The House of the Devil (2009)
Babysitting for Satan worshipers. Never a good call.
The House of the Devil is about a college girl who puts a down payment on her very first apartment and, since all college kids are poor as hell, has to come up with some way to get enough dough to meet the rent each month. After searching high and low, she responds to a last-minute want ad for a babysitter gig out in the middle of nowhere that coincidentally is looking to pay her quite handsomely to simply make sure that an old lady stays in her room for the night. So she shows up to the house, decides to overlook everything about the creepy establishment, the creepy employer, and the rare lunar eclipse going down that all point towards “GET THE EFF OUT,” and ultimately finds herself fighting for her life and giving zero shits about being $400 richer.

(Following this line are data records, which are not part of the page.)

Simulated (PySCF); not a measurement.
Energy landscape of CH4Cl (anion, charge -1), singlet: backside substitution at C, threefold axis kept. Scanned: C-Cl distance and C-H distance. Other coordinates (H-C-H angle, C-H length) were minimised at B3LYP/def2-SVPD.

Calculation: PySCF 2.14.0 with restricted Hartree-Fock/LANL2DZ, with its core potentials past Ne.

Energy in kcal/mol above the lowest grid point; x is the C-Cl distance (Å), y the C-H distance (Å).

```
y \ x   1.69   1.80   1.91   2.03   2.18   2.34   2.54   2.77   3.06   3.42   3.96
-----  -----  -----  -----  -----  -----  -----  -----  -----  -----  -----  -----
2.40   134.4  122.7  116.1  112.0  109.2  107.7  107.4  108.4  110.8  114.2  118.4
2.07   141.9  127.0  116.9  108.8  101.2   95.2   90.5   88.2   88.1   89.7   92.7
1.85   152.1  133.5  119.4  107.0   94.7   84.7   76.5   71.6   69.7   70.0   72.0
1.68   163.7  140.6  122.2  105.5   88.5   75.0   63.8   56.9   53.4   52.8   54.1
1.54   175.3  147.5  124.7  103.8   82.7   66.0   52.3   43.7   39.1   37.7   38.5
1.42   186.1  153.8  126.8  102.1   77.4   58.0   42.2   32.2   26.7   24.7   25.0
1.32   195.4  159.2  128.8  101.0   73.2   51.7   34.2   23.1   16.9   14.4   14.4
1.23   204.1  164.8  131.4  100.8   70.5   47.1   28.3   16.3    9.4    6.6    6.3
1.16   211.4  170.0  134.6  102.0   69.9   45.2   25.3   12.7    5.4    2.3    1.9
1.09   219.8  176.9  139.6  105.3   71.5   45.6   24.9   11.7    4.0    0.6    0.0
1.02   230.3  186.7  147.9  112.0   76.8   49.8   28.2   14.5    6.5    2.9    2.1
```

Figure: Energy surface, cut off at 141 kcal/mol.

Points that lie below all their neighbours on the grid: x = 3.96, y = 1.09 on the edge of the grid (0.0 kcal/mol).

I wish I watched horror movies more often, but the sad truth of the matter is that there just aren’t a whole lot of horror movies out there that I actually want to see, aren’t cash cow sequels, or just carbon copies of everything we’ve already seen before and done better. So when folks started suggesting this movie to me, I was pretty skeptical about the hype considering that the whole haunted house thing is a dead horse that’s been beaten into a glue-like consistency. But I nevertheless forged ahead, bumped this sucker to the top of my Instant Queue and trusted that my dearest of friends, this awesome poster, and that kickass tagline wouldn’t steer me wrong.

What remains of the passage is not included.